Mariners release Ramirez

PEORIA, Ariz. -- The Seattle Mariners released pitcher
Horacio Ramirez on Wednesday, giving up on the underperforming left-hander they acquired in a trade 15 months ago.

Seattle got Ramirez from Atlanta for reliever Rafael Soriano before last season. The 28-year-old Ramirez then went 8-7 with a 7.16 ERA in 20 starts and spent nearly two months on the disabled list because of a sore shoulder.

Last month's trade for ace Erik Bedard and the offseason signing of free-agent starter Carlos Silva left Ramirez in a short-lived spring training battle with R.A. Dickey for a job as a long reliever.

Soriano went 3-3 with a 3.00 ERA and nine saves in 71 games last season for the Braves, who gave him a $9 million, two-year contract in January. He will start this season as Atlanta's closer.

Mariners general manager Bill Bavasi has been roundly criticized for the deal that brought the oft-injured Ramirez to Seattle to be the team's No. 4 starter last season.

"It illustrates the difficulty of acquiring starting pitching and the economy of starting pitching," Bavasi said of Ramirez's flameout. "We can build a bullpen economically. But starting pitching, you can't do that economically."

Last fall, Mariners president Chuck Armstrong hinted the Ramirez-for-Soriano trade wasn't Bavasi's fault, that it happened for more than just baseball reasons.

Armstrong said last Sept. 27, without naming specific off-field incidents, that "a lot of things went on that compelled us to make that move" of Soriano for whatever the Mariners could get.

The Mariners signed Ramirez to a $2.75 million, one-year contract in January, as insurance for the rotation in case they didn't complete their long-pursued trade for Bedard from Baltimore. By releasing Ramirez on Wednesday instead of Thursday, the Mariners saved $229,167, a prorated portion of his salary for 2008.

Ramirez, who allowed three runs in five innings over two appearances this month, appeared stunned by the move. He quietly and politely refused to answer questions as he walked away from his Mariners locker less than an hour before his now-former team played the
Milwaukee Brewers.

"Not today. Thanks for everything," he said, softly.

Teammates came by to offer encouragement that another team will soon sign him. If he clears waivers, as expected, the five-year veteran who went 12-4 with Atlanta in 2003 will become a free agent.

His departure suggests Dickey has apparently won the long-relief, spot-starter job -- though Bavasi would not comment on if that was so.

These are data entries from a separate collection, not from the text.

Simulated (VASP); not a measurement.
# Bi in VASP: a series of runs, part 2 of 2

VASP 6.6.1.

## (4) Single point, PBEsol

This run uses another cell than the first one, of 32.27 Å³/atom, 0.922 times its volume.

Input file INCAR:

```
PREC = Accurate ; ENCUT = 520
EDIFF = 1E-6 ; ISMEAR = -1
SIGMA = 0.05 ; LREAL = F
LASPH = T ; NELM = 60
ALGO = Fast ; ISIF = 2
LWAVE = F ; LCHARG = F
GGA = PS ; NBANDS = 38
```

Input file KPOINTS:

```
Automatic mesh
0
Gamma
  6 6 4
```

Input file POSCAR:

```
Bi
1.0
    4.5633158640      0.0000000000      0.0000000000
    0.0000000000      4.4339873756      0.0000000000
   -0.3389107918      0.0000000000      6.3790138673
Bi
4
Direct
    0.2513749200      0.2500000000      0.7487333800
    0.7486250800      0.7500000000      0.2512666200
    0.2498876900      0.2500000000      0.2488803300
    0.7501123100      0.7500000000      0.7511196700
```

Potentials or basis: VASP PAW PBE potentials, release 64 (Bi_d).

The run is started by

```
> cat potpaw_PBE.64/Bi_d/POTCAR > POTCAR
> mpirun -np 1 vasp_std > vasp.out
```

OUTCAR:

The 33-year-old knuckleballer, who hasn't been in the major leagues in 23 months, has to stay on Seattle's major league roster all season or be offered back to Minnesota for $25,000. That is per the regulations of the winter meeting draft (Rule 5) that brought Dickey to Seattle.

The former first-round draft choice of Texas has allowed just one run and four hits in seven innings this spring, even though Arizona's dry air is notorious for mitigating movement on pitches.

"He has shown some good knuckleballs, even in the thin air. So we are getting a good feeling on what he's about," manager John McLaren said, before the team announced Ramirez's release.